A Communist Party newspaper published for the first time Thursday a year-to-year breakdown of the 13,833 Soviet soldiers killed in Afghanistan and vowed the nation would never again send troops to fight in a secret war without parliamentary approval.

The daily Pravda also admitted for the first time that Soviet soldiers saw combat in Vietnam, Syria, Egypt "and other countries," and said these troops would receive the same benefits as Afghan veterans."For the first time a yearly breakdown of data on Soviet losses in Afghanistan has been published in the Soviet press," the Tass news agency said of the Pravda article.

Although the last Soviet troops left Afghanistan six months ago, ending the longest war in Soviet history, the Soviet public still has not been told which leaders of the Leonid Brezhnev era made the decision to dispatch troops to the war in December 1979.

"Those who fought - either those who perished or those who did not return from the war - cannot be answerable for the actions of people who covertly sent troops to a foreign country," Pravda said. "This is one of the conclusions.

"Another conclusion is that no group of people, even if vested with supreme power, shall or may make such responsible decisions without the Supreme Soviet's sanction."

The statistics showed that one out of every six who fell was an officer, and that overall about one of every six deaths was due to accidents such as vehicle mishaps, while more than 80 percent were combat losses.
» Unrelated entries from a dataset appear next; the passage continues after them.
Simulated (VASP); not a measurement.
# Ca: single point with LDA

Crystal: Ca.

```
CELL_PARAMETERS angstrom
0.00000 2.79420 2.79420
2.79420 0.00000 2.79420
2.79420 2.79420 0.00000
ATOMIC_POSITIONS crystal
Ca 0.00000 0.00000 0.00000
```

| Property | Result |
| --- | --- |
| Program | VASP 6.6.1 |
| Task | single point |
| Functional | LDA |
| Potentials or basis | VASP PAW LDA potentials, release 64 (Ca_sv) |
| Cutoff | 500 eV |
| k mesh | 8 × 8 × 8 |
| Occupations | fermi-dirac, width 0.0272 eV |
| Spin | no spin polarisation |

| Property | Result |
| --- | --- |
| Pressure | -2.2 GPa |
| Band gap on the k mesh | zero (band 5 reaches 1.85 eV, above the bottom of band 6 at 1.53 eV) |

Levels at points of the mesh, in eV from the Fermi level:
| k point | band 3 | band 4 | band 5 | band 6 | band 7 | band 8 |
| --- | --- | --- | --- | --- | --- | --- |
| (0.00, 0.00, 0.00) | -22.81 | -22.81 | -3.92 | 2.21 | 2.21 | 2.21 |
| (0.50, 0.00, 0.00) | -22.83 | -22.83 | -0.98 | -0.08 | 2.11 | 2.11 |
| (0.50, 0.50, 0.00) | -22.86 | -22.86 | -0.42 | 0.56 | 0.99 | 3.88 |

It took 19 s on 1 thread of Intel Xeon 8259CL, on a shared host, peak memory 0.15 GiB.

The year-to-year death totals listed by Pravda were as follows: 86 in 1979; 1,484 in 1980; 1,298 in 1981; 1,948 in 1982; 1,446 in 1983; 2,343 in 1984; 1,868 in 1985; 1,333 in 1986; 1,215 in 1987; 759 in 1988; and 53 in 1989.

Publication of the yearly casualty figures represents another step in the government's effort to come clean about the nine-year war, which was virtually unreported in the news media for the first six years before Mikhail Gorbachev came to power.

It also was seen as an effort to reach out to the soldiers who fought in Afghanistan, many of whom have felt their efforts have been slighted in comparison with those of veterans of World War II, which in the Soviet Union is called "The Great Patriotic War."

"We all cherish the memory of the fallen sons of the motherland, and the one who tries to belittle or negate their feat does not deserve to call himself a patriot," it said.

Some of the most vivid Soviet reporting in the glasnost era has centered on the cases of bureaucratic indifference to disabled servicemen from the Afghan war concerning getting apartments and jobs.

View Comments

"It is necessary to show every care and attention, as is being urged by the party, for all servicemen, disabled soldiers and their families and the families of those who perished.

"From now on, the same privileges and benefits intended for servicemen who performed their duty in the Republic of Afghanistan will apply to servicemen who took part in combat actions in Vietnam, Syria, Egypt and other countries."

Although the Krasnaya Zvezda, the Red Army newspaper, has published accounts of Soviet soldiers who manned anti-aircraft batteries in Vietnam, no newspaper has touched on combat actions in Egypt, Syria and other places.

Israeli planes dueled Soviet MiGs on several occasions around the time of the 1969-70 War of Attrition between Egypt and Israel.

Join the Conversation
Looking for comments?
Find comments in their new home! Click the buttons at the top or within the article to view them — or use the button below for quick access.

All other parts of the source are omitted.